A recent New York Times article took a fascinating look at an interesting Harvard employee, Martha Bonilla. She came into the country illegally, hiding under a pile of bananas in a truck. Now, Ms. Bonilla lives comfortably in a $350,000 home in a middle class neighborhood of Boston, with another home rented out to family. She takes vacations in Florida and pays $1700 a month for her daughter’s college education.
She is not a University administrator. A Google search reveals no LinkedIn profile with a laundry list of accomplishments, multiple graduate degrees nor shared articles about streamlining to create synergy in the higher education organizational policy. Nor does she teach, either, so she has no instructor page detailing years of highly paid research into the business equivalent of underwater basket weaving.
That’s because Bonilla has a food service job making sandwiches for executives taking extension courses at Harvard Business School. She makes more than $25 an hour, and with a part time job cooking at a dorm, she sometimes takes home more than $1,500 a week. The Times article duly noted that that’s more than the average salary of someone with a master’s degree.
The reason why? Since 2001, Harvard has experimented with letting workers from outside contractors receive the same pay and benefits they would get as direct Harvard employees. Unions, newly emboldened by the loss of college leverage that the threat of outside contracting carried, then bargained for better deals.
It’s really the opposite of what’s occured in the American economy, as a whole, and at our University.
Unions have continued their precipitous drop since the 1980s, with union membership now stalled at about half of what it was in 1983, even though union members make more than employees outside the shop, public or private. Unlike at Harvard, workers across the country have seen their power in the workplace sharply decline and with that, lower wages and less benefits.

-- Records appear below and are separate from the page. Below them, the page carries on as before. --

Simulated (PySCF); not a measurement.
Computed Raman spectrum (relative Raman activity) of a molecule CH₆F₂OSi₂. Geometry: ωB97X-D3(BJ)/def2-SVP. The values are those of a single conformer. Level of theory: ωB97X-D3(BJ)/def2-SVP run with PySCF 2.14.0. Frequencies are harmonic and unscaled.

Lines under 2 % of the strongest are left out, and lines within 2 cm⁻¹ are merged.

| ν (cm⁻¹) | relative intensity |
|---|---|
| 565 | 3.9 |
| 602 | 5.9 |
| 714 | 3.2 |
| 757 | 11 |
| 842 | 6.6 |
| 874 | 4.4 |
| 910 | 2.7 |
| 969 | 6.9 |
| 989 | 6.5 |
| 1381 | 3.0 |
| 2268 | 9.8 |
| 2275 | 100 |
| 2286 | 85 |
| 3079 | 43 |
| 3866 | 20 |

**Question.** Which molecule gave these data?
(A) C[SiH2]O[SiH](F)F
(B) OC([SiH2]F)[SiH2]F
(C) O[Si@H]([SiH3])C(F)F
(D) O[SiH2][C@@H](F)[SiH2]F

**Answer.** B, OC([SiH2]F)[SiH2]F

Outsourcing, particularly at colleges and universities, has played a particularly strong role in preventing workers from making any significant gains. Jobs outsourced to outside contractors suck.
There is constant worker turnover because workers soon realize the jobs are locked to dead-end positions with low wages and no benefits. Outsourcing pays well for the outsourcer because, as numerous studies have shown, once jobs are outsourced they pay less in wages and skimp on the benefits that unions often fought hard for.
As unions continuing losing power and outsourcing grows in America, the University of Minnesota has become a staging ground in this fight and shown, disappointedly, that it is not up to, or anywhere near, Harvard’s task.
The University recently paid $500,000 successfully fighting unionization efforts by lecturers and has long outsourced its security and dining hall services — industries in which outsourcing has the strongest negative wage effects — to outside contractors.
The University does not have the small, country-sized endowment that Harvard uses to pay its workers handsomely, but it does have enough to not shortchange its workers and ensure living wages. It can spark the creation of the new middle class for Minneapolis and Minnesota. But it does not seem to take these steps.
As Sociologist Matthew Desmond recently wrote in a separate Times article, “… if we respect hard work, then we should reward it.” The University’s mission has lofty goals about serving the public and the citizens of Minnesota, but what better place to start helping then with its own employees? They are key to our learning environment, just as much as our professors and administrators — and certainly our athletic department. We should treat them as such.